Per 36 Minutes Table
5 Greg Monroe 26 10 200 13.0 .458 6.1 .912 4.0 9.2 13.1 4.7 2.5 0.9 3.1 3.1 17.5
10 John Henson 26 10 164 8.6 .487 2.9 .615 3.5 8.3 11.9 2.2 0.9 2.0 2.9 6.8 10.1
12 Miles Plumlee 28 11 146 6.2 .440 3.7 .667 2.0 4.4 6.4 2.5 1.5 1.2 3.0 6.4 7.9
Provided by View Original Table
Generated 11/18/2016.

The per 36 minutes comparison is hardly a comparison at all; Plumlee has been horrible. He’s also gotten the most starts of the group, getting to leap for the opening tip eight times this year.

Plumlee has been the worst of the Bucks centers in terms of both offensive and defensive rating. No Buck in the rotation has a worse offensive rating than Plumlee, who currently scores 90 points per 100 possessions.

He looks awful, and Milwaukee already has $100 million in guaranteed money on the books if Monroe opts in next season. Surprisingly enough, the Bucks would be better off if he does stick around — he’s the only center who looks deserving of their massive contracts right now.

Nov 15, 2016; Portland, OR, USA; Portland Trail Blazers guard Evan Turner (1) collides with Chicago Bulls guard Denzel Valentine (45) during the second quarter at the Moda Center. Mandatory Credit: Craig Mitchelldyer-USA TODAY Sports

Evan Turner

Evan Turnver is making $70 million over the course of his four-year deal with the Portland Trail Blazers, and he’s currently barely scoring seven points per game. That’s not great production for the cost.

Turner was supposed to be a good third ball-handler in Portland who could direct offense while Damian Lillard and C.J. McCollum sat. Instead, he’s not been a good anything, averaging 7.2 points per game on 36.6 percent field goal shooting and 23.5 percent three-point shooting.

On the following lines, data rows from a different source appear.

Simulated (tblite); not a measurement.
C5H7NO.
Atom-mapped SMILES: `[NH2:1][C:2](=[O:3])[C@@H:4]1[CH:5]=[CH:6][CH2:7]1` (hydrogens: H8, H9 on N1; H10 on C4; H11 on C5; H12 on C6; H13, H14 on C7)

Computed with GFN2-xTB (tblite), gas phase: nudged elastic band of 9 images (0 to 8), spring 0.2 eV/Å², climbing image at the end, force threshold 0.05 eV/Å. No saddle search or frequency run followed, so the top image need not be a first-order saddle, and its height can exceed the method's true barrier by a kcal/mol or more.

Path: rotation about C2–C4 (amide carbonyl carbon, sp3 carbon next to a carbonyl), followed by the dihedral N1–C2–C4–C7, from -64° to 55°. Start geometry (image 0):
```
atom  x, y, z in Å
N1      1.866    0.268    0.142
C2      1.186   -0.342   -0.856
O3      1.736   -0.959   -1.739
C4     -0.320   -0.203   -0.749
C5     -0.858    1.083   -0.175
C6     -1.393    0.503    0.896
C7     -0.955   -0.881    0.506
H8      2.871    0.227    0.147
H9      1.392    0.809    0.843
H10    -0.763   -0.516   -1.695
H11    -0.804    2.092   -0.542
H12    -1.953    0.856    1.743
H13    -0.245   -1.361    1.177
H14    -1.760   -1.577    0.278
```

Portland’s front office has generally made smart moves in recovering from the loss of LaMarcus Aldridge, Nicolas Batum, Wesley Matthews and Robin Lopez, but the Turner deal is looking like a rare misstep. This team is stuffed with shooters, and he’s certainly not that.

The Blazers would’ve been better off going out and getting a big man for that money. Portland is one of the absolute worst defenses in the NBA this season. Having two small guards in the starting lineup doesn’t help, but a skilled defensive center could help to mitigate those issues.

Mason Plumlee is fine, but he’s not going to anchor a top-tier defense anytime soon, especially not with Lillard and McCollum up front. With the Blazers already stocked at the wing position with Al-Farouq Aminu, Maurice Harkless and Allen Crabbe, the Turner contract is a head-scratcher at this point.

Nov 5, 2016; Indianapolis, IN, USA; Chicago Bulls guard Rajon Rondo (9) drives to the basket against Indiana Pacers guard Jeff Teague (44) at Bankers Life Fieldhouse. Mandatory Credit: Brian Spurlock-USA TODAY Sports

Rajon Rondo

The Chicago Bulls are good, which is a bit surprising considering some of the controversial roster moves they made over the summer. It turns out, talent can still overcome fit, especially when players like Jimmy Butler and Dwyane Wade are involved.

Wade was the Bulls’ second big signing this summer, and has been a big part of their success. Rajon Rondo was Chicago’s first big deal made, and the Bulls have been succeeding in spite of him.

Chicago is over 11 points per 100 possessions better when Rondo is not on the floor. Anyone with knowledge of how Rondo’s last few stops have gone isn’t surprised by that figure. He hasn’t helped a team with his presence in the last five years, yet he continues to get big contract after big contract.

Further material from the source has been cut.